To get
back into the rhythm of things, here is a selection of things that happened
during the Silent Month of March with a few days of April thrown in:
1)
I saw my first motorcycle
accident. Motorcycles are extremely common in Brazil, at least in São Paulo,
because they are cheap and allow one to weave through traffic while the rest of
the city is stuck in a traffic jam. Motoboys are everywhere to be seen.
Want a pizza delivered? Your delivery boy will come to you by motorcycle.
Motoboys even do private deliveries (documents, that kind of thing) here. Every
now and again you get the lewd ones who make a big show of slowing down to let
you pass right in front of them so that they may call you gostosa, but
generally these guys go fast and don’t slow down for anyone. I have had more
than a couple near-death experiences with these guys here in São Paulo.

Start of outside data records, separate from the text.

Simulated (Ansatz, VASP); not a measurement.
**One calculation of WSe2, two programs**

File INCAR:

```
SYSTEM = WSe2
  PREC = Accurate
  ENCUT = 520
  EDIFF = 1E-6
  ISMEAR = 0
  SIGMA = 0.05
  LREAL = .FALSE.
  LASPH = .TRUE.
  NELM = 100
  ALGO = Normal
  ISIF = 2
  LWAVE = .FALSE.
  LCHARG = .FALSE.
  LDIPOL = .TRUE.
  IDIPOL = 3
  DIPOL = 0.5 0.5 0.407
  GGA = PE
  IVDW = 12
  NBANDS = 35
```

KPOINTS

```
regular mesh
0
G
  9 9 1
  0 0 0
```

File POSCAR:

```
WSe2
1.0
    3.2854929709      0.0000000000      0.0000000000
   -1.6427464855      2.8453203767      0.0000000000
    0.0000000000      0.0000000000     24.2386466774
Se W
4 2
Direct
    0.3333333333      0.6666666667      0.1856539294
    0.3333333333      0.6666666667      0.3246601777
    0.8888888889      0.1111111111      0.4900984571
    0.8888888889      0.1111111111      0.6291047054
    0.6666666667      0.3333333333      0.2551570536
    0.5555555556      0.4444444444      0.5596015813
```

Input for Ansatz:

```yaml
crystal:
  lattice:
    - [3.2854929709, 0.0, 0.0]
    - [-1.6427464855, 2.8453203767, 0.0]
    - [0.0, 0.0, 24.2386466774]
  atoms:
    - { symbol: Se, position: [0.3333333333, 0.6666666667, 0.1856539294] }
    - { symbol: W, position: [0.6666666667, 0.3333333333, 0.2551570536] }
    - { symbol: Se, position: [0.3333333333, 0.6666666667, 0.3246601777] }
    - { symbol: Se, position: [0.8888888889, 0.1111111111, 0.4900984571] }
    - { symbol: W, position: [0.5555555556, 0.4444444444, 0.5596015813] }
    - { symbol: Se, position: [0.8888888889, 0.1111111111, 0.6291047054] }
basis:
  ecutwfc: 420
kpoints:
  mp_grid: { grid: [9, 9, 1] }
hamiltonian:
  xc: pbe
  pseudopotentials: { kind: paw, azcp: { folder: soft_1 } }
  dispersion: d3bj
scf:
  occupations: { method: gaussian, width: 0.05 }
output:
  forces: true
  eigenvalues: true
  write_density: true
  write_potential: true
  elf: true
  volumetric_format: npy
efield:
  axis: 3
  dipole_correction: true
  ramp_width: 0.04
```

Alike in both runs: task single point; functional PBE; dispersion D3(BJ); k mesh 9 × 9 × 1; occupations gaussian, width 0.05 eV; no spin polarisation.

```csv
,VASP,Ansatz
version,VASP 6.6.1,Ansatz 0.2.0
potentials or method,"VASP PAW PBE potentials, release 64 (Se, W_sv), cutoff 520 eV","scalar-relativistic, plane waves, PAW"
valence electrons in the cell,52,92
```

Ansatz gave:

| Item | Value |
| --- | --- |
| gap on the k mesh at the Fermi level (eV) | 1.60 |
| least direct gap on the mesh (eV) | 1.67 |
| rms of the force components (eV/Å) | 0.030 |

So, a couple of weeks ago, when I saw a motorcyclist go flying onto the ground
on my way to the English school, I was a bit shaken and mentioned it to my
workmates, who nonchalantly responded, “Oh yeah, that was your first time? Seen
it already three times on that road out there...” *insertshiva'sshockedfacehere* I then
enquired about the Brazilian emergency number,which, incredibly, I had never
learnt before. I think its 922... I think...
2)
We went to Guillaume’s uncle’s chácara (shack) a
few hours away from São Paulo city, in the countryside. It was a nice change
from the crammed and littered streets of the big city. It reminded me a bit of
Australia – the houses there are spread out, one-storey, people have front and
back yards, etc.. We pet some cows, chewed some sugarcane, and had churrasco.
OK, they had churrasco. I’m back to being vegetarian.
Guillaume and Bessie. Because every cow in an Anglophone country has the name Bessie. I wonder what the typical Brazilian cow's name is..? |
3)
The Brazilian Federal Police
wasted two pages of my passport with their foolishness. I went to ask about the
documents needed to extend my visa; they, unsurprisingly, did not listen to my
question at all (which, mind you, was asked in very clear Portuguese), made me
wait more than an hour long, only to call my name and present me with a
document to sign. I looked at the document, and asked the stupidwhorebehindthedesk
secretary, "O quê é que é
isso que eu deveria assinar? What is this that I am supposed to sign?" She
snarled that I should read the document more closely. She explained that I was
being fined nearly R $ 200 for overstaying my visa. I stood there arguing with
the stupid secretary for ten minutes about her idiocy, pointing out my second
visa and entry stamp. Absolute fools. I mean, the Federal Police here are
generally idiots, that's nothing new. But this time, I was shocked by how far
it went.
4)
It was Persian New Year on March
21st. Naturally, Brazilians were not aware of this (neither are my Aussie
friends, generally). It was a normal day, nothing special – but Guillaume, a
wonderful cook, did surprise me with zoolbia, a Persian sweet which is
eaten on the New Year and for celebrations. We gave it to our housemates to
taste; they were shocked by the thought of cooking with rosewater!
Zoolbia for Persian New Year |
5)
I was robbed of my mobile phone
yesterday morning at the bus stop outside the geography/history building in the
university. Ah, well. I knew some minor crime had to happen to me sometime
here. My phone was a piece of crap and barely worked, though, so, in my
opinion, it was really just a waste of time for the thief! Anyway, it’s
probably a good excuse to get away from my TIM contract... (There’s a
tip for anyone looking for a mobile phone providor in Brazil: TIM is alluringly
cheap but their SMS and calls policy is something along the lines of “when we
feel like it”.)
Meanwhile,
today it is Sexta Santa (Good Friday) and we are relaxing at Guillaume’s
aunt’s place. Last night I had my first Thursday off in a million years; we
went to a vegetarian sushi rodízio (remember rodízio, which I have previously described?) in Vila
Madalena, São Paulo’s ‘arty’ district (If you’re from Adelaide, think: Rundle
St.) ...I know, I know, not exactly
comparable, but it’s about as ‘artsy’ as Adelaide gets). Something that I
notice when travelling is the way that different ‘international’ foods are adapted
to different host country’s tastes. Lebanese food, for example, is one way in
Australia, another way in Germany, and another way in Brazil. With Japanese
food, it is the same. The sushi that we had last night was definitely Brazilian
sushi.
...Cream cheese and goiabada (dried guava
made into a kind of jam. It’s very common here) You think it’s weird? So did
I! But it’s sooo good!
|
So, that was Silent March and a bit of April.
Happy Easter, or Feliz
Páscoa!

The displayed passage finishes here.